Here’s how I see it. Individual ‘moral’ views aside (most based on inaccurate stereotypical images), this has the potential to be a very favorable turnaround in California’s long-flailing economy. The benefits to the state and subsequently all Californians are almost too numerous to mention. Let me see how many measurable benefits I can give just off the top of my head.
An estimated 40% of California’s prison population is incarcerated for something related to marijuana. Now don’t get me wrong, some of this group are some pretty hard core bad guys who need to be locked up. But the vast majority are recreational users and low level distributors (OK dealers). While I’m sure there will still be a criminal “black market”, that distribution chain will be about as strong as the distribution chain for hard liquor. And we all know how often we hear about gigantic shipments of bootleg bourbon being seized at the border.

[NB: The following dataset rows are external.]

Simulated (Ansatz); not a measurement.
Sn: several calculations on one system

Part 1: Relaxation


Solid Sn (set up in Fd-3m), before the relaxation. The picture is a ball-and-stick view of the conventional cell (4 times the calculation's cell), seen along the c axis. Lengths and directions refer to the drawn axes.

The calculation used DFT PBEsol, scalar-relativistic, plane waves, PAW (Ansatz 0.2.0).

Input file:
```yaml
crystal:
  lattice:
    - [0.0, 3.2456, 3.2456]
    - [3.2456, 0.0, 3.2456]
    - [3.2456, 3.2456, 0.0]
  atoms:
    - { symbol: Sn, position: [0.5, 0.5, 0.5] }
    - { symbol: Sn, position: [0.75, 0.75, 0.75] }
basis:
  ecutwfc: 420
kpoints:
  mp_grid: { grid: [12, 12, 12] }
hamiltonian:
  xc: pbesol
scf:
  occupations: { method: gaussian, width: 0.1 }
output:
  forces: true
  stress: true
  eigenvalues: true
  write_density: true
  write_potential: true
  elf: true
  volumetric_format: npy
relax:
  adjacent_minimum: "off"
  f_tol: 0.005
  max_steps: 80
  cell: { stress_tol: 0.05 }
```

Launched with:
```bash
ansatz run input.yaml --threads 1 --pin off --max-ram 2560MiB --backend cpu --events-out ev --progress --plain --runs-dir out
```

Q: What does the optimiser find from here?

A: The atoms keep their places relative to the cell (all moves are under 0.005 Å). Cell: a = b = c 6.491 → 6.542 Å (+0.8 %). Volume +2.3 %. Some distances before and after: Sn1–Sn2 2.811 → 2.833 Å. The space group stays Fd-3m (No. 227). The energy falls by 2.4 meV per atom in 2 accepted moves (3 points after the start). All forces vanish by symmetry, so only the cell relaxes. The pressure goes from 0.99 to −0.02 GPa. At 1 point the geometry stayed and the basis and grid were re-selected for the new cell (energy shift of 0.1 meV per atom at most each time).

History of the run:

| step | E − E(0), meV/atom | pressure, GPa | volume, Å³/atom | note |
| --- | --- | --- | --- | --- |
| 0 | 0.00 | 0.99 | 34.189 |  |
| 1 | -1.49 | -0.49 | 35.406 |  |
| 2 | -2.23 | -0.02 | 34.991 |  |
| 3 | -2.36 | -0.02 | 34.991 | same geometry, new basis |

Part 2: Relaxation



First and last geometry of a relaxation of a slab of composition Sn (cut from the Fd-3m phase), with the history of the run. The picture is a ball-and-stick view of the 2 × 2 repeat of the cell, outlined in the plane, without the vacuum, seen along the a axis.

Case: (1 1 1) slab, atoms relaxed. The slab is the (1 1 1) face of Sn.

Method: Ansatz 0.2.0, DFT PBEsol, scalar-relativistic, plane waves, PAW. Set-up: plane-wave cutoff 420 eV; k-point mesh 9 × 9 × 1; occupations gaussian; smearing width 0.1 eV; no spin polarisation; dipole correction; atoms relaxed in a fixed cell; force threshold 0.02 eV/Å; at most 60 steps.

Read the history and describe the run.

So of 170,000 inmates that’s 60,000 or so that might not be in jail. Sixty thousand free, working, playstation game buying potheads generating tax revenue. I agree not all 60,000 are going to be model law abiding citizens, but some will go from criminal to responsible citizen with the stroke of a lawmaker’s pen.
Opportunity abounds, suddenly California is a tourist destination. 1.5 million “drug tourists” per year to Amsterdam. One and a half million VISA card carrying tourists wanting to get high and go to fucking Disneyland.
Every gram of stinky purple bud will generate dollars for a state that needs dollars right now. Sensational conservative media will at first jump on any isolated incident that supports the horrible social implications of legalized Mary-Jane. The nature of it’s use, however, is that you’re never going to read about a man who smoked a joint and beat his wife to death. If you do read that story, you can bet that a contaminant of some kind contributed to the atypical reaction; a contaminant that would not be present in a mass produced and regulated product.
Finally, I can’t resist returning to the comparison between alcohol and marijuana. It is, was, and always will be my opinion that the current legal status of these two ‘substances’ is the equivalent of legalizing guns, but making knives illegal. It’s hypocritical, and it makes no sense.
So California, vote yes. The rest of the country will express our appreciation when we all come over to visit.